Monthly Archives: October 2009

The Daily Grace of Haiku

When my new media expert badgered me into joining Twitter last summer, I was grumpy. What in the world could I do on Twitter, in 140 characters or less, that wouldn't just seem stupid? I thought about something my husband, Richard, taught me when he was a university professor honing his teaching skills: the concept of added value. In his case, that meant finding what he brought to teaching that students couldn't get from textbooks, videos or the internet. In applying that idea to my presence on Twitter, I thought about what I could do on Twitter that would be useful and reflect my voice and perspective.

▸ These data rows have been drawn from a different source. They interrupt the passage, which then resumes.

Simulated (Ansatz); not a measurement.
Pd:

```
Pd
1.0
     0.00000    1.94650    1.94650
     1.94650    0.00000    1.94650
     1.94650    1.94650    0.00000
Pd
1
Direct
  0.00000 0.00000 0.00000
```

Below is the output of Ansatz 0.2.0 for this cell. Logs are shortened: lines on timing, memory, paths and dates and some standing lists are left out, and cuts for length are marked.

After a bit of fumbling around, I realized, haiku. Richard and I have always played with haiku when we're on long road trips as a way to capture moments and experiences that might otherwise be forgotten in the rush of getting from A to B. (When I say we "play with" haiku, what I mean is we come up with the haiku in our heads and speak it aloud to each other as we drive along.) It occurred to me that Twitter is like a radio station of sorts, and I could post a daily haiku as a way to "broadcast" a snippet from wherever I find myself out to the social media universe, like a virtual locator beacon. "I'm here, and this what's happening in my landscape."

Mountains
So I started posting a daily haiku as my contribution to Twitter. (It cross-posts on Facebook, thus saving some digital energy.) It doesn't have to be anything as grandiose as this view of the mountains that rise above our valley shot from the highway coming down the last passon our drive home. A detail can be as telling as a whole view. Sometimes something I notice in the garden prompts a haiku, like this one:

Clear dawn turns to rain
frost forecast—harvest like mad!
fall comes tomorrow.

Or this one:

Fog hid the dawn sky
then crescent moon at sunset
day passed in between.

Goldencurrant
Or something I notice as I look out the window:

Rising fast and high
fifty vultures slip-slide south
silver under wings.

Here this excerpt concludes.